Bruce Kimmel Photograph bk's notes

Well, dear readers, some people keep mentioning substacks and I had no idea what the HELL they were talking about. “On my substack,” they’d say and I thought that maybe they were talking about bad pancakes. For a time, I thought it had something to do with Reddit, but I don’t understand Reddit at all. But no, substack is rather like this here site. You can write notes like these here notes and reach your audience and engage with your audience and even have discussions with your audience. You know, kind of like we’ve been doing for almost twenty-five YEARS now. I’ve always felt we were influencers – now we know we are. We were a substack before that word ever existed. We stacked our subs on a daily basis (I like the spicy Eyetalian myself), we engaged from the beginning, we reached our audience from day one, and given recent visits here, I’d say we have become very popular with the populace, unless those 20,000 GUESTS are bots? I suppose that’s possible, but why would bots come here. We don’t need no stinking bots. I went and looked at our recent stats and last month our page views were 13,000,000 and change, which was more than the entire page view count for 2023 – in one MONTH. Last year, we had 44-million page views – actually, pretty close to 45 million. In the first three days of June, we’ve already had 6 million page views. Substack, my ASS. We are the STACK right here and there’s nothing sub about us. Stats don’t lie. No matter who these 26,000 GUESTS might be (we had that many two days ago), I’m happy they’re here and I hope they’re getting some enjoyment out of our discussion board. Fun facts. But not as interesting as the Muse Margaret telephonic call yesterday morning at eight-thirty, just before I left. She read the forty-eight pages and mostly loved them, but I could tell that at least a couple of things didn’t work for her, and I pretty much knew what one of them was, because I was struggling so much when I wrote it. Her problems were a bit of confusion on page one – she thought I should write one paragraph before the one I start with and boy was she right about that. I’d written the opening paragraph almost a year ago, just to get it down, but it didn’t really start the book properly. Her other problem was one of tone and where things went for about two pages. I wrote down the comments and told her I’d revise that stuff and send it to her in the afternoon.

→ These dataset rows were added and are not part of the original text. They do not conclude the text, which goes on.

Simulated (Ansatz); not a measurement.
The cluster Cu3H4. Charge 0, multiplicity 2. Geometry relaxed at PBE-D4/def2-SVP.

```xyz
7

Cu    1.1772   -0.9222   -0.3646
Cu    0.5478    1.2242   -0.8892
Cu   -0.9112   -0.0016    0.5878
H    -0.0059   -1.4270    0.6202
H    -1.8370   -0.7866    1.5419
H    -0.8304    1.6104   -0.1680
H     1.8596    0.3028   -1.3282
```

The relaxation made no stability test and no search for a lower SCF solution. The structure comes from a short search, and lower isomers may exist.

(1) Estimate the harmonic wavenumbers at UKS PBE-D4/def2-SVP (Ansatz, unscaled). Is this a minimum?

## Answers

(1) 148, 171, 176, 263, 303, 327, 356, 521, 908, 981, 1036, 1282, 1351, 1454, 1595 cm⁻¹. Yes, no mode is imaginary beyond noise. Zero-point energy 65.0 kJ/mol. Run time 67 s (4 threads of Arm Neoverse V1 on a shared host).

Then I went and had breakfast, then stopped at the mail place, then went to Gelson’s and got some of my creamy tomato soup. Whilst sitting in the car, I wrote an e-mail to myself with a rough new opening paragraph – just an idea of what it should be. Then I came home and wrote the new opening paragraph – very different from the rough – smoother and more concise. Then I removed about three paragraphs, and a few stray lines here and there and that really helped the section I’d struggled with. Suddenly, having done those edits, the tone was right. I sent it to her and she called me an hour or so later and she loved the new opening paragraph, and said the other stuff was now just right and she loved it all so far. So, all that was very helpful.

Since I’d only gotten about five hours of sleep, I dozed off for a while, then had some telephonic conversations, but didn’t make the telephonic calls I needed to make because the time just got away from me. I heated up the soup and had that, then got two tacos from the nearby Mexican jernt I like. They arrived very quickly and were very good. I got the hard drive back with the fixed Drat! Video. The fixes were basically fine, although he clipped one word but that wasn’t too bothersome. I then got it uploaded to YouTube but as a private video. That took a long time because the file was over twenty-four gigs. It’s not viewable by the general public and won’t be. Then I watched the PBS showing of Kiss Me, Kate from London and I really did not care for it at all. While I enjoyed some of Bartlett Sher’s South Pacific revival (but not all), I hated his My Fair Lady production, and I saw enough of his Fiddler on the Roof to know I would have hated that. The Kiss Me, Kate was just so full of itself and so relentlessly busy – there must have been over a thousand light cues – I hate the way shows are lit today, as if the lighting designers are screaming LOOK AT ME! The best lighting designers, like Tharon Musser, lit the show subtly and beautifully. I can only imagine what today’s designers would do with A Chorus Line today, or even Dreamgirls. This changing the lights every three seconds in a musical number is ridiculous – if the material is good, you don’t need to do that – it’s like putting a cattle prod under the audience and is as subtle as a brick. The guy playing Fred couldn’t really sing the role – his acting was okay. Stephanie Block seemed to be trying too hard. And the choreography was more like watching a gym class than dancing. Them’s my two centimes. I’m sure lots enjoyed it and that’s fine by me.

After that, I dozed off again, and here we are.

Today, I’ll be up when I’m up, I’ll do whatever needs doing, then at noon-thirty I’m getting a needed haircut with a new gal doing those honors – not too far from here – then I’ll probably pick something up on the way home rather than ordering in, I’ll eat, I’ll make telephonic calls, I’ll definitely write, and then I can watch, listen, and relax.

Tomorrow is more of the same, I have a lunch meeting on Friday, and I’ll try to write some on the weekend, and I may have to see a play, although I may do that the following week.

Well, dear readers, I must take the day, I must do the things I do, I must, for example, be up when I’m up, do whatever needs doing, get a haircut, pick up something to eat, make telephonic calls, write, and watch, listen, and relax. Today’s topic of discussion: It’s Ask BK Day, the day in which you get to ask me or any dear reader any old question you like and we get to give any old answer we like. So, let’s have loads of lovely questions and loads of lovely answers and loads of lovely postings, shall we, whilst I hit the road to dreamland, happy to have learned what a substack is and how we prefigured it by almost twenty-five years.